Valdis.Kletnieks@vt.edu schrieb:
>
>>>>Prefixes Change ASnum AS Description
>>>>3263 0->3263 AS4151 USDA-1 - USDA
>>>so I wonder what's wrong with them.
>
>I'm not sure which is more weird - a jump of over 3K routes, or the
>fact that the starting point is zero....

Just to make it clear: AS4151 was 9 month ago. Now we see history again
with new actors. (I guess the actual increase was done by various

ASN of

RENATER).

I wonder why aggregating is that difficult.

It's not, people are just lazy and since "nobody owns the internet
man", or maybe "it's all a bunch of tubes" there's nobody to force people
to be good actors. Perhaps it's time to bring back the old /19
filters that were started by sprint & such.

I was just thinking the same thing. :slight_smile:

- ferg

Maybe with a central feed ala the bogons, where those clueful enough can get their smaller blocks punched through....

As we push closer to the ipv4 route table limits of cisco's 6500/7600 series (with anything less than Sup720-3bxl), I suspect lots of networks are going to be forced to start doing some sort of filtering of routes beyond just refusing >24-bit networks or cisco's going to sell a lot more Sup720-3bxl's, FAN2 trays, and power supplies in the next year or two.

The big question is, of course, whether to upgrade a 6500 and keep it on
life support, or bite the bullet and go for a whole new box. How much time
a -3bxl and careful filtering will buy you does depend heavily on where in
the Internet you are - but I'm willing to bet that a good number of sites
will go for the fork lift upgrade because there are *other* pressing things
coming up that the 6500 won't do either.

Remember - it only takes *one* truly mission-critical "must do" that a 6500
can't, and it's off to a less stressful corner of your network for that long
slide into retirement (on the other hand, I'm sure in 2016, there will *still*
be 6500's installed, just like I'm sure there's still 1996-vintage gear still
out there now...)

I'll concede that Jon is at least partially right - *somebody* is going to
be selling gear... :wink:

The big question is, of course, whether to upgrade a 6500 and keep it on
life support, or bite the bullet and go for a whole new box. How much time
a -3bxl and careful filtering will buy you does depend heavily on where in
the Internet you are - but I'm willing to bet that a good number of sites
will go for the fork lift upgrade because there are *other* pressing things
coming up that the 6500 won't do either.

With a 3bxl, you won't need careful filtering. All the lower Sups top out at or slightly below 256k routes. IIRC, the 3bxl claims to support 1M ipv4 routes. Anyone else care to guess at how far off 235k routes is?

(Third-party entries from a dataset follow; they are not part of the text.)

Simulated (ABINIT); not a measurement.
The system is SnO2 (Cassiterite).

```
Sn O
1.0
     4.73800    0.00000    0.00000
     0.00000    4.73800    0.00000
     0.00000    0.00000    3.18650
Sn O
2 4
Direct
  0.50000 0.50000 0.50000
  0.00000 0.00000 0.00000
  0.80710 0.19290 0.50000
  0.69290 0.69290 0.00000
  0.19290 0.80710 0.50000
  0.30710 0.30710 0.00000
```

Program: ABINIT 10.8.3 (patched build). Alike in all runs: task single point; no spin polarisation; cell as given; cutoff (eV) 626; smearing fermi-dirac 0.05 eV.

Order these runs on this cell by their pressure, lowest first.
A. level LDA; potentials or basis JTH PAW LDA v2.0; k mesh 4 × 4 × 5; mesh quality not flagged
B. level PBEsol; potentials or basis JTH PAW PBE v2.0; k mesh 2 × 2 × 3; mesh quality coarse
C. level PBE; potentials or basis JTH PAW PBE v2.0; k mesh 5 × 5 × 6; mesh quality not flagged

I'll concede that Jon is at least partially right - *somebody* is going to
be selling gear... :wink:

Yeah...I posted recently on cisco-nsp that I think cisco's making a huge mistake not producing a Sup32-3bxl. When the Sup2 can't cope with "full routes" anymore, I suspect the Sup720-3bxl will already have been obsoleted by some higher end Sup. Then networks that would have bought Sup32-3bxl's for the route capacity, and don't really need the traffic capacity of the Sup720-3bxl will snap up Sup720-3bxl (and the required fan2s and power supplies) off the used market while bigger/richer networks upgrade to the Sup720-3bxl replacement.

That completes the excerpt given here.